Skip to content

[7/n] track all endpoints from which a schema is accessible, not just the first#19

Open
sunshowers wants to merge 1 commit intosunshowers/spr/main.7n-track-all-endpoints-from-which-a-schema-is-accessible-not-just-the-firstfrom
sunshowers/spr/7n-track-all-endpoints-from-which-a-schema-is-accessible-not-just-the-first
Open

[7/n] track all endpoints from which a schema is accessible, not just the first#19
sunshowers wants to merge 1 commit intosunshowers/spr/main.7n-track-all-endpoints-from-which-a-schema-is-accessible-not-just-the-firstfrom
sunshowers/spr/7n-track-all-endpoints-from-which-a-schema-is-accessible-not-just-the-first

Conversation

@sunshowers
Copy link
Copy Markdown
Contributor

@sunshowers sunshowers commented Feb 6, 2026

Currently, we memoize schema comparisons via the visited set. That means that only the first endpoint from which a type is accessible is recorded and returned.

Introduce a change to track all paths from which a schema is accessible. This is a major change with several components:

  • Restructure Change into Change, ChangePath, and ChangeInfo. A Change now groups all differences within a single component or endpoint: paths lists every route through which the component was reached, and changes lists the individual differences found within it. Previously each Change carried a single path pair and a single difference.

  • Introduce BasePath, ChangeKey, and ChangeRecord in Compare. The visited map remains keyed on full paths (memoizing individual node comparisons), while the new records map is keyed on base paths (grouping changes by owning component). Multiple visited entries feed into a single records entry. The rationale for this dual-keying strategy is documented on the Compare struct.

  • Add base_len tracking to EndpointPath and RefTargetPath. These types can now report their base path (the component or endpoint root) separately from appended segments, enabling the base-path grouping above. JsonPathStack gains corresponding base_and_subpath(), without_subpath(), and endpoint_base() accessors.

  • The meat of the change: add record_path to capture access paths on memoization cache hits. When visited short-circuits a schema comparison, the first visit's changes are already recorded, but the later access path is not. record_path ensures all routes to a schema appear in the final Change, even when the comparison itself is skipped.

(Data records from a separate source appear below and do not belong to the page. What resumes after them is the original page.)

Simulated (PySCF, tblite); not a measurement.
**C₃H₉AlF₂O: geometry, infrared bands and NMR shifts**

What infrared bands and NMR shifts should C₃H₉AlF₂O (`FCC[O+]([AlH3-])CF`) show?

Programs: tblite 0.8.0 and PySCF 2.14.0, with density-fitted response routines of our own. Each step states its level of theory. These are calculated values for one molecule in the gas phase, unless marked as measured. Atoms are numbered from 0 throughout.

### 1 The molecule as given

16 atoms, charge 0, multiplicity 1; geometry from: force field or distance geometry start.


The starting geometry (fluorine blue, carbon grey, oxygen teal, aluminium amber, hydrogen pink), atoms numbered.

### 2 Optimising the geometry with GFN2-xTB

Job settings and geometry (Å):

Created using spr 1.3.6-beta.1
Comment on lines +70 to +82
ChangePath {
old: [
"#/components/schemas/SubType",
"#/components/schemas/GreetingResponse/properties/via_anyof/0/$ref",
"#/paths/~1hello~1{name}/get/responses/200/content/application~1json/schema/$ref",
],
new: [
"#/components/schemas/SubType",
"#/components/schemas/GreetingResponse/properties/via_anyof/0/$ref",
"#/paths/~1hello~1{name}/get/responses/200/content/application~1json/schema/$ref",
],
comparison: Output,
},
Copy link
Copy Markdown
Contributor Author

Choose a reason for hiding this comment

The reason will be displayed to describe this comment to others. Learn more.

All paths get reported here now -- this is the key change.

@ahl
Copy link
Copy Markdown
Collaborator

ahl commented May 2, 2026

Introduce a change to track all paths from which a schema is accessible

Tracking the first was an intentional change for simplicity; what's the benefit of tracking all paths? Do you have an example in mind where one might encounter this or a workflow that's improved?

@sunshowers
Copy link
Copy Markdown
Contributor Author

Tracking the first was an intentional change for simplicity; what's the benefit of tracking all paths? Do you have an example in mind where one might encounter this or a workflow that's improved?

The context is that I started adding support for #12 to the Dropshot API manager. But then I realized that drift was only tracking a single endpoint -- the goal of #12 is to determine which endpoints to bump versions for, and if a type is reachable from multiple endpoints, showing just one of them would be less than an ideal UX.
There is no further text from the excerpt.